2.1.2 Alex Zerbini (Seattle, Washington, USA / Sao Paulo, Brazil)

2.2 Spatial Analysis and Data Types

Until recently, most spatial analysis in R was centered around the sp package and it’s various spatial data types. There are a large number of packages and analyses that rely on the sp package. However, recently, a new package sf has been developed which offers a more modern approach to spatial data and relies on the Simple Features open data format for describing and storing spatial data.

The key thing to recognize is that sf objects are, for the most part, data frames (or tibbles). Each row in the data frame represents a data record and each record has a column that describes the spatial geometry associated with that record. For example, 5 points would be represented by a data frame with 5 records. Each record would have a geometry column and that column would describe the simple feature geometry. In this example the geometry would contain the x/y coordinates for each point.

Because sf data objects are just data frames, it makes working with them and manipulating them much easier that sp. It also means that sf is compatible with many of the packages included in the tidyverse (e.g. dplyr, purrr, ggplot2).

The sf package is only capable of working with and storing vector based spatial data (e.g. points, lines, polygons). It cannot be used for raster data. For those interested in using raster data, the raster package and the stars package are viable options. Note stars is relatively new and under heavy development at this time.
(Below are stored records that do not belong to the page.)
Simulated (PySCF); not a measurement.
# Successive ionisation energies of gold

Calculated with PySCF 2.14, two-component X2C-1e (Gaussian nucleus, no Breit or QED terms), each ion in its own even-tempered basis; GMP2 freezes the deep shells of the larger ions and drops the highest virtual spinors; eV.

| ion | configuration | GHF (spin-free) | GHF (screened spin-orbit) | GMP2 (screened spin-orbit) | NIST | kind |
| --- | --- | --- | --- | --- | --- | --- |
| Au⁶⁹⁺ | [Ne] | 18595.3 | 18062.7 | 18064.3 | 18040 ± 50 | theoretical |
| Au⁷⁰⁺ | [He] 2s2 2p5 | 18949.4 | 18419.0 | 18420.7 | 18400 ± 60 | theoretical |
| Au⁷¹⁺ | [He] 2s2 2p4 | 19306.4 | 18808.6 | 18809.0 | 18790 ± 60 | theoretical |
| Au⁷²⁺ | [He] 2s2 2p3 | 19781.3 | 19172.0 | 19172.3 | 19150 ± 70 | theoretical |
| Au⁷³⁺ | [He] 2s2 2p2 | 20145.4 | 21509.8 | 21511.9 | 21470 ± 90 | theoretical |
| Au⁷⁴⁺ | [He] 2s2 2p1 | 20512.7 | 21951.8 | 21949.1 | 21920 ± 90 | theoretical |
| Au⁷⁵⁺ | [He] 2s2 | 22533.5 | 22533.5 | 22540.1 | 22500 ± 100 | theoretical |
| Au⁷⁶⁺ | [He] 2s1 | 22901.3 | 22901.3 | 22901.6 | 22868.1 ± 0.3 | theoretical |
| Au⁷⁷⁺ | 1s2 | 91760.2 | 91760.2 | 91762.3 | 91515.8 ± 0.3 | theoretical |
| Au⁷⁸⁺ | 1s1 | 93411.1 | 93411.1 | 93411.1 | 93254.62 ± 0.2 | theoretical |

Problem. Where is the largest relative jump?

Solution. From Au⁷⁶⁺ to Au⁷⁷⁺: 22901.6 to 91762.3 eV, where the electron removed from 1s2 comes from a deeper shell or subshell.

2.3 Making Maps with ggplot2 and ggspatial

Most of the exercises in this workshop will follow the follwoing workflow:

  1. Import spatial data into R using the sf package
  2. Confirm the spatial data is valid and set the projection
  3. Use common tidyverse functions to edit, arrange, and group the data
  4. Create maps using ggplot2 and ggspatial
  5. Add scale bars, titles/subtitles, axis labels, and legends
  6. Save the maps to common image formats for inclusion in manuscripts and publications

The ggplot2 package is a widley used framework for developing plots and figures within R. The latest version of ggplot2 has a special geom_sf function for sf spatial data. Latitude and longitude graticules are automatically created and other aspects of spatial data are handled within ggplot2 that makes the process of creating quality maps much simpler.